Wednesday, June 13, 2012

secret satanic submission

Good morning, everybody.

This blog post is related to this entry in my dream journal blog.

The easiest image for me to recognize from my dreams last night was the image of the men attacking me.

Last night I watched a Japanese pink film called Maid's Secret. The film is about two women who vie for the affections of one man. They each try to become the woman they think the man really wants. One of the woman becomes submissive, a maid working in a maid cafe in Akihabara. The other becomes dominant, working as a punishing mistress.

When it becomes apparent that the man likes the maid better than he likes the mistress, the mistress gets two of her submissive men to rape the maid. The rape scene is pretty long and drawn out and basically spoils the movie for me.

Two nights ago I watched a Japanese pink film called Rafureshia. This film is also about two women. One woman is a young woman involved with an overly protective, but incestuous, relationship with her father. The other woman is married to a completely disinterested man. The man's mother also has sexual feelings for the man.

In a scene that appears to be a suicide scene, the young woman jumps off the balcony of her father's mansion and into the sea. She ends up swimming to the shore of a town, where she meets three transient men. The transient men immediately take her to their little hovel and have sex with her.

This scene isn't much of a rape scene, since the girl, as she first meets the men, shows her sexual readiness by lifting up her skirt and showing the men her panties. She doesn't fight the men. And she actually thinks of the men as her friends. But the men come after the young woman with the same kind of intensity as the men raping the maid in Maid's Secret.

But last night I also started reading Agatha Christie's Hercule Poirot mystery Murder on the Orient Express. In the book the detective Hercule Poirot is called back suddenly to London to work on finishing a case. He books an emergency ride on the first departing train. He expects the train will be empty. But he is surprised to find that the train is so full he can only get a sleeper room by sharing it with another person.

So the image from Orient Express translates itself from a train onto a bus in my dream. Instead of being a well-off detective getting onto an elegant train, however, I'm myself, getting onto a bus, and sharing the last seat with a few transient guys, whom I probably identify with more than I'd identify with Poirot.

The men end up attacking me. And I'd assume that this would mean they take away whatever innocence I'm trying to hold onto, like the maid in Maid's Secret, or they take away whatever naivete I've been sheltered by, like the young woman in Rafureshia.

But when the men somehow find out I'm on some kind of "special mission," to deliver a report, they stop attacking me. Or else they find out that they like me and they stop attacking me. I'm not sure which it is.

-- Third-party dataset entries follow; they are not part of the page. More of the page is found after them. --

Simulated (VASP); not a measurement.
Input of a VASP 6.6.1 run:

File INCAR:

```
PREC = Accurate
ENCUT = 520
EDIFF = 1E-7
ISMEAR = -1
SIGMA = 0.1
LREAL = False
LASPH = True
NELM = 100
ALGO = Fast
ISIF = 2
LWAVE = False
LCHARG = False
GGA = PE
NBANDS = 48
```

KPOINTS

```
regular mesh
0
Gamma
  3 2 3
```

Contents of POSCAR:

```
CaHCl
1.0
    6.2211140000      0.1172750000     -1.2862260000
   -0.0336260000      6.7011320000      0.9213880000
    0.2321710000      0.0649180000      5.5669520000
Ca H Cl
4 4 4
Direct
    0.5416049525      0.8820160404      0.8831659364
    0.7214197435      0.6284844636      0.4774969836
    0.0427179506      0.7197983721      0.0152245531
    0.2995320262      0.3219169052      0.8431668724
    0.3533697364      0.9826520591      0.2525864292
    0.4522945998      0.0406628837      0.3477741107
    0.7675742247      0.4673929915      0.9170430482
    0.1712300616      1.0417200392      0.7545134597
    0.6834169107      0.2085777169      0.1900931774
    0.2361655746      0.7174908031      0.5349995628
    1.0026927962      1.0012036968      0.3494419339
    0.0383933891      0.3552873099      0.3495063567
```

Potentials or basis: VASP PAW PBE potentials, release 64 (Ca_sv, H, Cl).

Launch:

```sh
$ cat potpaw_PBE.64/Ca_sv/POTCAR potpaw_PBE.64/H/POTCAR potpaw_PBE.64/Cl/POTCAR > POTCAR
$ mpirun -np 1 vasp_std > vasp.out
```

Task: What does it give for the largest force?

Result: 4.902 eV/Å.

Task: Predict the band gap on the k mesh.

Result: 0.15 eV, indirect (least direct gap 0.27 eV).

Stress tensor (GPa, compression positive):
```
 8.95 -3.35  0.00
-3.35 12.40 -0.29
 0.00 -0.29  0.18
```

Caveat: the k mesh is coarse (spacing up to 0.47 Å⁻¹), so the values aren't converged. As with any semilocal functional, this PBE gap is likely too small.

Reporting is a theme in all these dreams. I just finished reading the John D. MacDonald novel Condominium. The novel is all about the developers and the residents of a shoddily-constructed condominium out in the Florida keys.

The novel is overall really great, with a great cast of characters and a lot of interesting little soap-opera like dramas. The novel also concludes with a lot of very intense action. The intensity of the action is on the scale of some of the climaxes of some of Stephen King's great works.

But one of the final plot lines in the book involves a man assigned to write a report about how poorly built and hurricane-prone the condominiums are out on this particular Florida key. The report is written and distributed to everybody out on the key who will take it. Some people try to hush up the report. But it's already out there. But even though it's already out there, people still don't really pay attention to it.

This, of course, reminds me a lot of the events leading up to the financial crisis we've been through recently. The comparison is too obvious to really go in depth.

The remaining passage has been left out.